25 Years of Programming
An open source source for C, C++, OWL, BASIC, MDB, XLS, DOT, and more...
Home   Projects   Sitemap   Search   Blog   Forum+Chat   About Us   Privacy   Terms of Use   Feedback   FAQ   Images   Services   Ads   Donate   Humor

HTML:

Regular Expressions:

How to convert Amazon.com affiliate ads into valid HTML 4.01 Transitional

Did you try to validate the HTML on your web pages at W3C and get dozens or hundreds of errors because of your Amazon.com affiliate advertising code? It's fairly easy to fix the errors and make your code validate as HTML 4.01 Transitional.

It cannot validate as HTML 4.01 Strict because the Amazon code uses <iframe>, which is not legal in Strict. If you are currently using Strict, revise your DOCTYPE to declare the document as HTML 4.01 Transitional.

The purpose of declaring a DOCTYPE is to provide browsers with a predefined standard that tells them how your code should be interpreted and therefore how the page should be displayed. Which standard you use is not important to browsers or search engines. You need to use whatever standard renders the page properly.

The important thing is to use some standard. Asking which standard is "best" is like asking whether your page should be in English or in French. It depends on who the page is for, but if you choose English, it should be written in proper English. If you choose French, it should be written in proper French.

If you have a page that you cannot validate to any standard, it is better to omit the DOCTYPE altogether, rather than declare a DOCTYPE and then fail to meet it. When you don't declare a DOCTYPE, browsers go into "quirks mode" and attempt to render the page the best they can, which is usually reasonably good. When you declare a DOCTYPE, it says, "Don't use quirks mode," even if quirks mode might help render the page better.

Why Amazon HTML code doesn't validate

There are two aspects of the Amazon code that must be fixed:

  1. Unencoded ampersands (&) must be changed to HTML entities (&amp;).
  2. The border="0" property must be removed from <iframe> tags.

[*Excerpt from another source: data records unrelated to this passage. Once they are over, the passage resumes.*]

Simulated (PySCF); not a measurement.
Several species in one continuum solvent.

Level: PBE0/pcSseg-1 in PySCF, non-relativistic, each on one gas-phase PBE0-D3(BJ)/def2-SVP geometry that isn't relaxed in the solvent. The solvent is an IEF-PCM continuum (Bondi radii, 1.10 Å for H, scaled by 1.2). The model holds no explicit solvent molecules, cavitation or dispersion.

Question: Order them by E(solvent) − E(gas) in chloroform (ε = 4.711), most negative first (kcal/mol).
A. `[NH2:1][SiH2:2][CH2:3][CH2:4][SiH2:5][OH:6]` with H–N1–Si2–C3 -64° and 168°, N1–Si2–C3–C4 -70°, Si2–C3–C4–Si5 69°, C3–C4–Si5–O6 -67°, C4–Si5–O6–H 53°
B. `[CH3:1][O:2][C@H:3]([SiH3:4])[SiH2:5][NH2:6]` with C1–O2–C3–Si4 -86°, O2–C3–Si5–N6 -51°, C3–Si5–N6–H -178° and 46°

The rest of this article gives code examples and shows how to use Find and Replace to revise the code efficiently. I used FrontPage 2003, but other design programs such as Expression Web and Dreamweaver have similar Search and Replace methods.

Amazon Product Links and Search Box Links

When you get your code from the Associate Central Build Links interface, it looks something like this:

<iframe src="http://rcm.amazon.com/e/cm?t=YourAmazonID &o=1&p=8&l=as1&asins=B000SZZPHA &fc1=000000&IS2=1&lt1=_top&lc1=0000FF&bc1=000000&bg1=FFFFFF&f=ifr" style="width:120px;height:240px;" scrolling="no" marginwidth="0" marginheight="0" frameborder="0"></iframe>

At the W3C validator, every unencoded ampersand generates 3 errors and an informational message:

  • cannot generate system identifier for general entity "o"
  • general entity "o" not defined and no default entity
  • reference to entity "o" for which no system identifier could be generated
  • entity was defined here.

The above code for one Amazon ad has 11 ampersands and generates 44 messages!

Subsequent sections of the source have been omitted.